WAUKESHA, Wis. – It was an emotional homecoming for Republican Rep. Paul Ryan. Just 48 hours after he snuck out his back door to make his way to the announcement of his vice presidential candidacy in Norfolk, Va., he returned as a home-state hero.
Thousands cheered for Ryan and his family as they took the stage in the Waukesha County Expo Center. A visibly emotional Ryan wiped tears from his eyes as he joked that half the crowd -- estimated by the campaign at 10,000 -- was made up of his relatives. He is a fifth generation Wisconsinite and many Ryans have resided in nearby Janesville.
"My veins run with cheese, bratwurst, a little Spotted Cow, Leiney's, and some Miller. I was raised on the Packers, Badgers, Bucks and Brewers. I like to hunt here, I like to fish here, I like to snowmobile here. I even think ice fishing is interesting," Ryan said, calling out his favorite state foods and sports teams. "I'm a Wisconsinite through and through, and I just got to tell you how much this means to be home."
Voters in the audience said they were proud of Ryan’s ascension to the national stage and it made them more excited about voting for Mitt Romney, who will become the GOP presidential nominee in Tampa late this month.
"It's great to have a local guy on the ticket," said Dale Sanders of Waukesha. Nancy Stutler of Hartland, Wis., predicted, "We have a very good chance of winning."

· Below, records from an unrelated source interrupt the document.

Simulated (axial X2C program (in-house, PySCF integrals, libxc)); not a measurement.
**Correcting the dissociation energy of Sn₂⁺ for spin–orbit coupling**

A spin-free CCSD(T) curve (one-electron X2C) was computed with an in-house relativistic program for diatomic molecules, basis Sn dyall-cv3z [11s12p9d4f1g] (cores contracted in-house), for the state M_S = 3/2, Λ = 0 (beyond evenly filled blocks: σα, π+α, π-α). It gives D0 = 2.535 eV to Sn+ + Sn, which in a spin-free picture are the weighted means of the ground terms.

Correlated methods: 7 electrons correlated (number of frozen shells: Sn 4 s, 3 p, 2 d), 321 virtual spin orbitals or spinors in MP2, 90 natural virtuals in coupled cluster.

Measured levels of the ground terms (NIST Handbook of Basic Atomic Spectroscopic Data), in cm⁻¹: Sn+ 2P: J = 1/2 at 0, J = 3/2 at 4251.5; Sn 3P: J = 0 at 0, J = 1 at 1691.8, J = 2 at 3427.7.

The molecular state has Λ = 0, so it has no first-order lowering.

A handful of protestors interrupted the sentimental mood, but Romney appeared unfazed and offered the shouters a civics lesson. “You see young man, this group here is respectful of other people’s rights to be heard,” he said to one of the disrupters. “And you ought to find yourself a different place to be disruptive, because here we believe in listening to people with dignity and respect.”
Romney then took the opportunity to lace into President Obama, calling on him to elevate the tone of the campaign. “Mr. President, take your campaign out of the gutter. Let’s talk about the real issues that America faces,” he said, his voice raised as the crowd cheered its approval.
Both campaigns have been running highly negative ads and charging each other with playing dirty politics.